Wyoming-based property rights attorney Karen Budd-Falen recently vowed that if she is confirmed to lead the Bureau of Land Management, she will “advocate for local government involvement,” criticizing an inside-the-Beltway mindset that she said currently pervades land-use planning.

Budd-Falen, who confirmed to E&E News last month that she is under consideration to become BLM’s next director, also endorsed the Trump administration’s push to reduce national monuments and questioned whether two Utah monuments were “lawful to designate” (Greenwire, Oct. 6).

Karen Budd-Falen. (Budd-Falen Law Offices)

The self-proclaimed “cowboy lawyer” made the remarks during a forum Saturday Nov. 18 in Hamilton, Mont., that was organized by Montana state Rep. Theresa Manzella (R).

The event, which focused on land-use planning in Ravalli County, also featured state Sen. Jennifer Fielder (R), who heads the American Lands Council, which promotes the transfer of federal lands to state ownership.

According to transcripts and audiotape of the event provided to E&E News by the Western Values Project, Budd-Falen addressed a variety of topics over several hours and answered audience questions.

“If I am confirmed, I am going to advocate for local government involvement like I’ve been talking about here,” Budd-Falen said in response to a question about how she would lead BLM if nominated by President Trump and confirmed by the Senate.

A longtime critic of BLM who has challenged the agency over grazing regulations and endangered species protections, Budd-Falen added that she would not tell local governments to “violate the federal law” to achieve their goals.

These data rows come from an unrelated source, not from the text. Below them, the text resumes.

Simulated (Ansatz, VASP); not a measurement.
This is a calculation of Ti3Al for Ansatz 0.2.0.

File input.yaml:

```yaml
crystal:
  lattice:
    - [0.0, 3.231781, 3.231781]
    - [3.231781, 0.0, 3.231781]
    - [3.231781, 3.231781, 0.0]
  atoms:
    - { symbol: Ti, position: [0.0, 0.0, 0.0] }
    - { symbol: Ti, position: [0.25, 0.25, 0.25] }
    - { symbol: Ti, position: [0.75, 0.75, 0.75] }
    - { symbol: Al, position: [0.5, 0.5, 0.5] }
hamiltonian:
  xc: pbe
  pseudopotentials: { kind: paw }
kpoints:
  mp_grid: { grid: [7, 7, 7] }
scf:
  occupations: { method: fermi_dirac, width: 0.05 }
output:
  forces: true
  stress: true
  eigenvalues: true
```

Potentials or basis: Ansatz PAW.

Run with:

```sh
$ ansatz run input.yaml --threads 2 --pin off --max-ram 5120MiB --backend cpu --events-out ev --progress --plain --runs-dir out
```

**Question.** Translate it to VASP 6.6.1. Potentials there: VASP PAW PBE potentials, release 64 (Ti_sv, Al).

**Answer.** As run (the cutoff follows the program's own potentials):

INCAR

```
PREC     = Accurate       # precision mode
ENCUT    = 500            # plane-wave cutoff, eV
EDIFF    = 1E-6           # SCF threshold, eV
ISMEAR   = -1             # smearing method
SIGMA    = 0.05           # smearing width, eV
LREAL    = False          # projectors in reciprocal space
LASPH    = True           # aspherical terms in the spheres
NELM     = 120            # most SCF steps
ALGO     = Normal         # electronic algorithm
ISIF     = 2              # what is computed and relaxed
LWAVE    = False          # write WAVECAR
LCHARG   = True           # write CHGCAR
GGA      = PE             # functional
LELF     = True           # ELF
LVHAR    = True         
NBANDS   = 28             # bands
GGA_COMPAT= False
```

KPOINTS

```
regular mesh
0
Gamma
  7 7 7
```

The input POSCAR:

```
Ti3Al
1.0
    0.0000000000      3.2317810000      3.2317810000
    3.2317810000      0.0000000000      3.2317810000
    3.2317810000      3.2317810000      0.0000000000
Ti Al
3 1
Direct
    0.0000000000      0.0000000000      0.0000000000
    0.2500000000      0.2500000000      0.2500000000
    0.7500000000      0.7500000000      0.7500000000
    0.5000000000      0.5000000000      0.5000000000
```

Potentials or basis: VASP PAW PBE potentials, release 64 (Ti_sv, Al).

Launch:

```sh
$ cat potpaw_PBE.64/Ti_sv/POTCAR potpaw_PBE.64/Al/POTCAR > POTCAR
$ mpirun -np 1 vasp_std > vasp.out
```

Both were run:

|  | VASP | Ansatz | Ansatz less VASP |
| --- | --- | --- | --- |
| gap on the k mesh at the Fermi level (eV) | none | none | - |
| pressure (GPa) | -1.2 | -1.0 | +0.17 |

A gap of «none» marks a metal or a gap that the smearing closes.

“But I think we need to consider the local needs as we’re doing federal land policy and management decisions. I think that we need to make decisions that are closer to the ground,” Budd-Falen said.

In another response, when asked about the future of national monument creation, Budd-Falen similarly called for more involvement by city or county officials in federal planning.

Karen Budd-Falen grew up on a ranch near Big Piney, which has some 516 residents and calls itself the “Icebox of the nation.” City Hall is one of the landmarks in the western Wyoming outpost in Sublette County at the edge of the Wyoming Range. (Copyright (c) Magicpiano 2017 Permission granted to copy, distribute and/or modify this document under the terms of the GNU Free Documentation License: GNU Free Documentation License.)

“I think that local governments need to take these opportunities to be more involved. I think that too many decisions are coming out of Washington that aren’t considering people in Ravalli County or Sublette County or Laramie County [in Wyoming], or wherever it is you’re from,” she said. “I think there ought to be significantly more involvement.”

During her remarks, Budd-Falen also criticized what she sees as bureaucratic delays within BLM and said she would work to speed decisions on grazing and other issues at the agency.

“It’s my opinion that the wait is what’s the problem. The final decision, you make a final decision on property, and if I don’t like the final decision I can appeal it. … But just make the decision, and then we can go on from there,” said Budd-Falen, who spent three years at Interior during the Reagan administration.

National monuments legal?

Budd-Falen also endorsed legislation authored by House Natural Resources Chairman Rob Bishop (R-Utah) that aims to overhaul the Antiquities Act of 1906, the law under which presidents can establish national monuments.

Bishop’s proposed bill, which could see a vote on the House floor early next year, would significantly curb existing presidential authority under the law by enacting limits on the size of new monuments, as well as requiring local and state approval for some sites (Greenwire, Nov. 2).

Budd-Falen said she agrees that the current law “was significantly abused,” echoing Interior Secretary Ryan Zinke’s criticism that many of the existing monuments, including Utah’s Bears Ears and Grand Staircase-Escalante monuments, are too large.

Devil’s Tower, also known as Bear Lodge, was the first national monument in the U.S. and it is located in Karen Budd-Falen’s home state. The potential head of the BLM said recently national monuments should occupy the smallest footprint possible and that some in Utah were likely created illegally. (National Park Service.)

“If you read the Antiquities Act, it says you are to designate the smallest area possible to protect the artifact you are trying to protect. I looked at Bears Ears and Grand Staircase-Escalante, surely that’s not the smallest area possible to protect these things,” Budd-Falen said. “So, I’m not convinced that those were even lawful to designate.”

During her remarks, Budd-Falen also criticized the Obama administration for what she called a push toward “single-use preferential management.”

“Personally, I am a huge supporter of multiple-use, and I think there is enough land and enough resources that you can have everything you need to have: I think you do oil and gas, I think you can do grazing, I think you can cut timber,” Budd-Falen said. “I think there is absolutely enough room if you, if in your heart what you want is multiple use of the public lands. And I think that’s the direction we need to go.”

Western Values Project Director Chris Saeger criticized Budd-Falen’s view of federal lands, including her description of national parks and wilderness areas as “single-use” properties.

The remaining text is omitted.